When the House of Representatives voted Thursday on the question of whether to allow old media companies to colonize and control the internet, the two men who would like to be majority leader in a Democrat-controlled Congress split their votes.
House Democratic Whip Steny Hoyer, the Maryland Democrat who has long been seen as the heir apparent for the majority leader post if Democrats regain power, stuck to his usual pattern: He did as the lobbyists for the largest corporations – and their allies in the Bush administration – asked.
Congressman John Murtha, the Pennsylvania Democrat who has indicated that he will challenge Hoyer for the No. 2 position in the party caucus if Democrats retake the House in November, did the opposite.
Hoyer voted for the corrupt “Communications, Opportunity, Promotion, and Enhancement Act of 2006, which the telephone and cable companies are using as a vehicle to create a two-tier internet in which the sites of corporations and candidates that pay high fees to broadband providers are easily accessed while the sites of small businesses, community groups and independent thinkers will be difficult – perhaps impossible – to reach. Murtha voted against it.

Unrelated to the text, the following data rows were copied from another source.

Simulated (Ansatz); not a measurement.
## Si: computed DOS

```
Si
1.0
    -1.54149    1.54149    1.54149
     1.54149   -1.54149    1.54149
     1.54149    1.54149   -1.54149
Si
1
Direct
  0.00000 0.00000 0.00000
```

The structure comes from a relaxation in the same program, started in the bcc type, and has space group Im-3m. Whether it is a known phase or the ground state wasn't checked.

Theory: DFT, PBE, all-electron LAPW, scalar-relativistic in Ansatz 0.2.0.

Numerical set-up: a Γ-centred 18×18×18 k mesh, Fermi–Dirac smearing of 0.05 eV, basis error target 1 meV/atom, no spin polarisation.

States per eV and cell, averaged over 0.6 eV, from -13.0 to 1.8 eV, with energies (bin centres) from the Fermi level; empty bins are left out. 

It wasn’t the first time that Hoyer and Murtha have split on fundamental questions.
While Murtha has been an outspoken critic of the war in Iraq, Hoyer has steered a cautious course far closer to that of the Bush administration.
Last December, Murtha voted against making the PATRIOT Act permanent. Hoyer voted in favor of the move, and in so doing gave the Bush administration everything it was asking for with regard to the controversial law.
The point here is not to suggest that Murtha’s a perfect progressive — in fact, he’s really an old-school New Dealer who breaks with liberals on some social issues — or that Hoyer is Tom DeLay in Democrat drag. For instance, while Murtha’s been a more consistent critic of corporate-sponsored free-trade pacts than Hoyer, both men have lifetime records of voting with the AFL-CIO around 90 percent of the time.
But when Hoyer ran against Nancy Pelosi for the position of House Whip back in 2001, there was no question that Pelosi was the progressive choice while Hoyer erred right. Lori Wallach, the director of Public Citizen’s Global Trade Watch and a key player in Washington debates on trade policy, noted that, “Hoyer has repositioned himself–one can only assume for political purposes–as the DLC, business candidate in this race.”
No member of the House leadership has more consistently echoed the talking points of the corporate-sponsored Democratic Leadership Council than Hoyer, who once told a DLC event that Democrats lost control of the House in 1994 because “too many Americans believed that our party had become weak on crime and national defense, incapable of making hard decisions on welfare reform and fiscal policy, and irrevocably wedded to the idea that all of our problems could be solved by government and more spending.”
Even now, while Hoyer is often praised by the Bush-friendly DLC, Murtha gets savaged. After Murtha called for the withdrawal of U.S. troops from Iraq last year, the DLC accused the decorated Vietnam veteran of “offering surrender” — while Hoyer was quoted as saying Murtha’s approach “could lead to disaster.”
The DLC has good reason to favor Hoyer. The Democratic whip has worked with Democratic Congressional Campaign Committee chair Rahm Emanuel, D-Illinois, to thwart the candidacies of anti-war Democrats such as Illinosian Christine Cegelis in primaries this year — just as the two have worked over the years to help corporate-friendly Democrats beat those who challenge the K Street agenda.
The Hoyer-Murtha race is an abstraction at this point. Unless Democrats develop a coherent message soon, there is no guarantee that they will be a majority in search of a leader come November. But if they do become a majority, and if they want that majority to mean anything, Democrats would be wise to consider the opportunity that Murtha offers to distinguish their party on issues such as the war, the Patriot Act and media monopoly.